Almost all the prospects I have a conversation with have a few AI use-cases thought out. In my previous blog, I focused on how to find the correct use case to begin your AI journey with. In this article, I want to focus on the key ingredient of a successful AI implementation – data.
While it is common sense today that AI runs on (historic) data, most organizations don’t have all the data required to build a successful AI model. If they do, they don’t have it in the right format or at the right level of granularity. In fact, in many cases there is a lot of confusion over the variables to be included in an AI model. So, to ensure your AI product is a success, first of all enumerate all the data inputs you will require to build an AI model. Find out which variables have an impact on the outcome you have in mind.
For example, if you are building a customer churn prediction model, list out all the data points you want to base your predictive model upon. If you think the duration of conversation with customer service executive is an important driver of churn prediction, include it as a variable. Now, if you don’t have the cumulative time spent in conversation with a customer service executive for each of the customer, your model would not have this as an input. So the first step in this case would be to start capturing this data. Now, it is unlikely that you don’t log the customer conversation duration data. But even if you do, many a times it is aggregated at representative level and not readily available at customer level. In these cases you need some data engineering or ETL. The point being, only having the data captured is not enough, it needs to be in the right format and right level of granularity.

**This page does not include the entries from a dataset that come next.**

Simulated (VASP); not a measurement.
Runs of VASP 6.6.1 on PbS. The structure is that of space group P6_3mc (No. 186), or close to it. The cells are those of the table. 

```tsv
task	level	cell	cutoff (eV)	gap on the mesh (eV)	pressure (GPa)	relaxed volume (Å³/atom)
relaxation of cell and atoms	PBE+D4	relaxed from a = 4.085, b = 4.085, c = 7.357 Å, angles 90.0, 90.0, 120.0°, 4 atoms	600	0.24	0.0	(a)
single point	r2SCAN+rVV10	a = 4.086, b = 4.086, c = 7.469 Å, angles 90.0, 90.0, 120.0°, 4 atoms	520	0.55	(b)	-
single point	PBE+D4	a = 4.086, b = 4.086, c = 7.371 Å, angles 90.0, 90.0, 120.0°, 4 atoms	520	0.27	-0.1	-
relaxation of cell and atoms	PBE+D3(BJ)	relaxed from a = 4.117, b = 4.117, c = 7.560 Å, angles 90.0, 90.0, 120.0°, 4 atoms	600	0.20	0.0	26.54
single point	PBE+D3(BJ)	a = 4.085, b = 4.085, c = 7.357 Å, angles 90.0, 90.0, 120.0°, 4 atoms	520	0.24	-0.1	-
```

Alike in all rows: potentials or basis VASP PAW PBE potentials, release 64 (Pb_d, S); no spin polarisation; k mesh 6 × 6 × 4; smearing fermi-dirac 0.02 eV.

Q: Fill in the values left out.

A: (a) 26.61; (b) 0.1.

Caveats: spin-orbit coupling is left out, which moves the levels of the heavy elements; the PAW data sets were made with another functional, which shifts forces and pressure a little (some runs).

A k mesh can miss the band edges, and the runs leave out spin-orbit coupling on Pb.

Just having the data at the right level of granularity is not sufficient. Many-a- times data is not accurate or clean. For example, missing values or incorrectly captured values are often present in datasets. If these values are part of the training dataset, your model accuracy will suffer. So it is very important to ensure that your data is clean and accurate.
In cases where data inputs are manually entered in the system, there is larger risk of data inaccuracies as compared to scenarios where data is automatically captured and replicated across systems. However, in most large businesses, data is spread across department silos and hence having a single version of truth becomes difficult. So it is very important that you choose the right source systems to feed data into your machine learning models.
Given these challenges, building efficient data engineering pipelines is as important as having the right data science / AI-ML expertise when it comes to success of AI projects. At Konverge.AI we’ve consciously chosen cloud data engineering as one of our key focus areas. Our cloud data engineering capabilities enable us to fetch the right data from the right systems to the models we build. This is a key component of our AI success so far.
Since data is a key ingredient in any AI project, quality and availability of data becomes crucial for AI success. If you are planning on building your AI roadmap, data availability is one of the most important things you should focus on. They say data is the new oil and it should be pure to ensure that there is no smoke around your AI vehicle.